Re: [PATCH RFC 2/2] NVMe: rfc blk-mq support

From: Keith Busch
Date: Tue Oct 08 2013 - 16:59:50 EST


On Tue, 8 Oct 2013, Matias BjÃrling wrote:
Convert the driver to blk mq.

The patch consists of:

* Initializion of mq data structures.
* Convert function calls from bio to request data structures.
* IO queues are split into an admin queue and io queues.
* bio splits are removed as it should be handled by block layer.

Signed-off-by: Matias BjÃrling <m@xxxxxxxxxxx>

I have no opinion right now if this is a good idea or not. I'll just
comment on a couple issues on this implementation. Otherwise I think
it's pretty neat and gave me a reason to explore multiqueues!

First a couple minor suggestions:

You might want to use "REQ_END" from the rq->cmd_flags to know if you
should write the queue doorbell or not. Aggregating these would help
most devices but we didn't have a good way of knowing before if this
was the last request or not.

Maybe change nvme_submit_bio_queue to return a BLK_MQ_RQ_QUEUE_ status
so you don't need that switch statement after calling it.

Must do something about requests that don't align to PRPs. I think you
mentioned this in the outstanding work in [0/2].

struct nvme_queue *get_nvmeq(struct nvme_dev *dev)
{
- return dev->queues[get_cpu() + 1];
+ get_cpu();
+ return dev->admin_queue;
}

get_nvmeq now returns only the admin queue when it used to return only
IO queues. This breaks NVME_IO and SG_IO ioctl handling.

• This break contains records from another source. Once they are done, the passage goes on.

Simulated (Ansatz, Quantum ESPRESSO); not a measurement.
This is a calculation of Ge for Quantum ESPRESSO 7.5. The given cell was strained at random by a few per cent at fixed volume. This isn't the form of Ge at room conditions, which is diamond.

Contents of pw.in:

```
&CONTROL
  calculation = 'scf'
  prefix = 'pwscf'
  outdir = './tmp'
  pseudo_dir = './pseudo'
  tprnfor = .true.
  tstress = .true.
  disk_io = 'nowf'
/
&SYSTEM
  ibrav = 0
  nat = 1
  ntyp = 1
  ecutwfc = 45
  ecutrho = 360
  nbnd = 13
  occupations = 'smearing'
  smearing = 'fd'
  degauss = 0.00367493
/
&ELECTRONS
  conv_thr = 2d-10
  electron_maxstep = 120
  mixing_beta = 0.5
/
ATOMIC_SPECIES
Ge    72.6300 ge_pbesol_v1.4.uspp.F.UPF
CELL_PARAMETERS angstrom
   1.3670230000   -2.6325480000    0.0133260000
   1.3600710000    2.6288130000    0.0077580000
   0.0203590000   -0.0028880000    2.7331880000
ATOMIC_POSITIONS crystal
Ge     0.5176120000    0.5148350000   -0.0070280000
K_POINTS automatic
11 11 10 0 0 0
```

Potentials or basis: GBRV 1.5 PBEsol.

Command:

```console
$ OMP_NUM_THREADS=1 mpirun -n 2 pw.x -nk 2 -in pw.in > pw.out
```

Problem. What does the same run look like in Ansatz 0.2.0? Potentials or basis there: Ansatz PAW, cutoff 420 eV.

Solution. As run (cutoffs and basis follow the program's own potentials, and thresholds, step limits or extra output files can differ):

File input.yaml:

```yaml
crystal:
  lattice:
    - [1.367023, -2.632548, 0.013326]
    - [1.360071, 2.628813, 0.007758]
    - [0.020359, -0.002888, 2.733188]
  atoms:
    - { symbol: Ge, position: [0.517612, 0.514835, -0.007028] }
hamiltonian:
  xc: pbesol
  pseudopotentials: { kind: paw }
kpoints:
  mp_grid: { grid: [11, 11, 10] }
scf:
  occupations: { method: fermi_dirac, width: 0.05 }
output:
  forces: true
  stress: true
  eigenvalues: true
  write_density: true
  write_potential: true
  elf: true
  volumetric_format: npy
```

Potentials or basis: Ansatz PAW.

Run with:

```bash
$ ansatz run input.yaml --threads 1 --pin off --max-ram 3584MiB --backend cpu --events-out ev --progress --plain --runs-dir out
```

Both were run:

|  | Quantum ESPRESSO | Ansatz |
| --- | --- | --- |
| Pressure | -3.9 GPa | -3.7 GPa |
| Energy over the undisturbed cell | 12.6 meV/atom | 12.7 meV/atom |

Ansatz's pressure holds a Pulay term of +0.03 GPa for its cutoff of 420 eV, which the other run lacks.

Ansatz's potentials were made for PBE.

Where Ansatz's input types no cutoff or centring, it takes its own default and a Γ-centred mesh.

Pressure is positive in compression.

+static int nvme_init_hctx(struct blk_mq_hw_ctx *hctx, void *data,
+ unsigned int i)
+{
+ struct nvme_ns *ns = data;
+ struct nvme_dev *dev = ns->dev;
+ struct nvme_queue *nq;
+
+ nq = nvme_create_queue(dev, i + 1, hctx->queue_depth, i);
+ if (IS_ERR(nq))
+ return PTR_ERR(nq);
+
+ hctx->driver_data = nq;
+
+ return 0;
+}

This right here is the biggest problem with the implemenation. It is
going to fail for every namespace but the first one since each namespace
registers a multiqueue and each mulitqueue requires a hw context to
work. The number of queues is for the device, not namespace, so only
the first namespace is going to successfully return from nvme_init_hctx;
the rest will be unable to create an NVMe IO queue for trying to create
one with already allocated QID.

You should instead create the IO queues on the device like how it was
done before then just set the hctx->driver_data to dev->queues[i + 1]
or something like.

+static enum blk_eh_timer_return nvme_timeout(struct request *rq)
+{
+ /* Currently the driver handle timeouts by itself */
+ return BLK_EH_NOT_HANDLED;
+}

Need do something with the command timeouts here or somewhere. You've
changed the driver to poll only on the admin queue for timed out commands,
and left the multiqueue timeout a no-op.